StarTree Cloud Coding Competition With Grand Prizes

How to ingest Avro messages

In this recipe we'll learn how to ingest Avro messages from Apache Kafka into Apache Pinot. The Avro schema will be stored in the Confluent Schema Registry, so we'll learn how to integrate with that as well.

Watch the following video about ingesting Avro encoded messages into Apache Pinot, or follow the tutorial below, starting with Prerequites.

Pinot Version	1.0.0
Code	startreedata/pinot-recipes/ingest-avro

Prerequisites

To follow the code examples in this guide, you must install Docker (opens in a new tab) locally and download recipes.

Navigate to recipe

If you haven't already, download recipes.
In terminal, go to the recipe by running the following command:

cd pinot-recipes/recipes/ingest-avro

Launch Pinot Cluster

You can spin up a Pinot Cluster by running the following command:

docker-compose up

This command will run a single instance of the Pinot Controller, Pinot Server, Pinot Broker, Kafka, Zookeeper, and the Confluent Schema Registry. You can find the docker-compose.yml (opens in a new tab) file on GitHub.

Data Generator

This recipe contains a data generator that creates events with data about people.

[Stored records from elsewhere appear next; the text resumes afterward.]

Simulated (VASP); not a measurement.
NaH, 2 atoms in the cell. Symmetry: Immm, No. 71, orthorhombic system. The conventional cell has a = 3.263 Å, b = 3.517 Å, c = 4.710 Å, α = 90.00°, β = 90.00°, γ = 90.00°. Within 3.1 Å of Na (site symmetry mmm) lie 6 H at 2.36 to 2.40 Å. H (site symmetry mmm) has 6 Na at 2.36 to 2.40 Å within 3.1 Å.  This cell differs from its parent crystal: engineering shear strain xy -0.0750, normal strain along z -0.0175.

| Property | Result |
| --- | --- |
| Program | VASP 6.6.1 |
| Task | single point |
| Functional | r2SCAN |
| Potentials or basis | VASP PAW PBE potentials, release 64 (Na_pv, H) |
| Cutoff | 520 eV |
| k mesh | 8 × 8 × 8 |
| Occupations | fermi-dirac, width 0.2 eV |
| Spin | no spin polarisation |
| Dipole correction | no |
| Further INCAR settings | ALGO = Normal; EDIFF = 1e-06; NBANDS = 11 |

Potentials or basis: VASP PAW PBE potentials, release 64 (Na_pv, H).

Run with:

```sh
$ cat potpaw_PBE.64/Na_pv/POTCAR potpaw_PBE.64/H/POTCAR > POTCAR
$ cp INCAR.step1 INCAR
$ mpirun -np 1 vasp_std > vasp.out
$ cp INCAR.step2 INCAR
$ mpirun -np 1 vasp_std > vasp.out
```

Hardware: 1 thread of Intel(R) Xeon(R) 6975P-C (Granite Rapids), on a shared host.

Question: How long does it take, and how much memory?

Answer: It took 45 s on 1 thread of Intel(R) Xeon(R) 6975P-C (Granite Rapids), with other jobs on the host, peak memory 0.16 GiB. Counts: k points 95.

It uses the Faker library (opens in a new tab), so you'll first need to install that:

pip install faker

You can generate data by running the following command:

python datagen.py 2>/dev/null  | head -n1 | jq

Output is shown below:

{
  "ts": 1680614486181,
  "person": {
    "id": "43e44826-44f5-4474-9a12-6740bfc0e7d8",
    "name": "Elizabeth Morales",
    "email": "qmyers@example.com",
    "age": 40,
    "address": {
      "street_address": "2555 Garza Trafficway",
      "city": "Denisefurt",
      "state": "Nebraska",
      "country": "Mauritania"
    },
    "phone_number": "001-901-538-1610x7283",
    "job": {
      "company": "Reynolds, Hansen and Alexander",
      "position": "Psychotherapist, dance movement",
      "department": "harness robust eyeballs"
    },
    "interests": [
      "Music"
    ],
    "friend_ids": [
      "34ba8e1f-4d94-4624-9920-8c32bb2e0e2e"
    ]
  }
}

Avro Schema

The Avro schema for our messages is described below:

{
  "type": "record",
  "name": "PersonMessage",
  "namespace": "ai.startree",
  "fields": [
    {"name": "ts", "type": "long"},
    {
      "name": "person",
      "type": {
        "type": "record",
        "name": "Person",
        "fields": [
          {"name": "id", "type": "string"},
          {"name": "name", "type": "string"},
          {"name": "email", "type": "string"},
          {"name": "age", "type": "int"},
          {
            "name": "address",
            "type": {
              "type": "record",
              "name": "Address",
              "fields": [
                {"name": "street_address", "type": "string"},
                {"name": "city", "type": "string"},
                {"name": "state", "type": "string"},
                {"name": "country", "type": "string"}
              ]
            }
          },
          {"name": "phone_number", "type": "string"},
          {
            "name": "job",
            "type": {
              "type": "record",
              "name": "Job",
              "fields": [
                {"name": "company", "type": "string"},
                {"name": "position", "type": "string"},
                {"name": "department", "type": "string"}
              ]
            }
          },
          {"name": "interests", "type": [{"type": "array", "items": "string"}, "null"]},
          {"name": "friend_ids", "type": [{"type": "array", "items": "string"}, "null"]}
        ]
      }
    }
  ]
}

avro/person-topic-value.avsc

Kafka ingestion

We're going to ingest the stream of people into Kafka using the Kafka Python client. We'll need to install the following libraries:

pip install avro confluent-kafka

We're going to stream the messages produced by datagen.py into the following script:

import json
import sys
from confluent_kafka.avro import AvroProducer
from confluent_kafka import avro
 
def kafka_producer(schema_name):
    producer_config = {
        'bootstrap.servers': 'localhost:9092',
        'schema.registry.url': 'http://localhost:8081', 
        'broker.address.family': 'v4'
    }
 
    value_schema = avro.load(f"avro/{schema_name}-value.avsc")
    producer = AvroProducer(producer_config, default_value_schema=value_schema)
    return schema_name, producer
 
if __name__ == "__main__":
    topic_name, producer = kafka_producer(schema_name="person-topic")
 
    while True:
        line = sys.stdin.readline().rstrip('\n')
        if not line:
            break
        event = json.loads(line)
        producer.produce(topic = topic_name, value = event)
        producer.flush()

kafkaproducer.py

This script first creates a Kafka producer that knows about the Avro schema and schema registry. It then infinitely ingests an infinite stream from stdin and writes Avro messages to Kafka.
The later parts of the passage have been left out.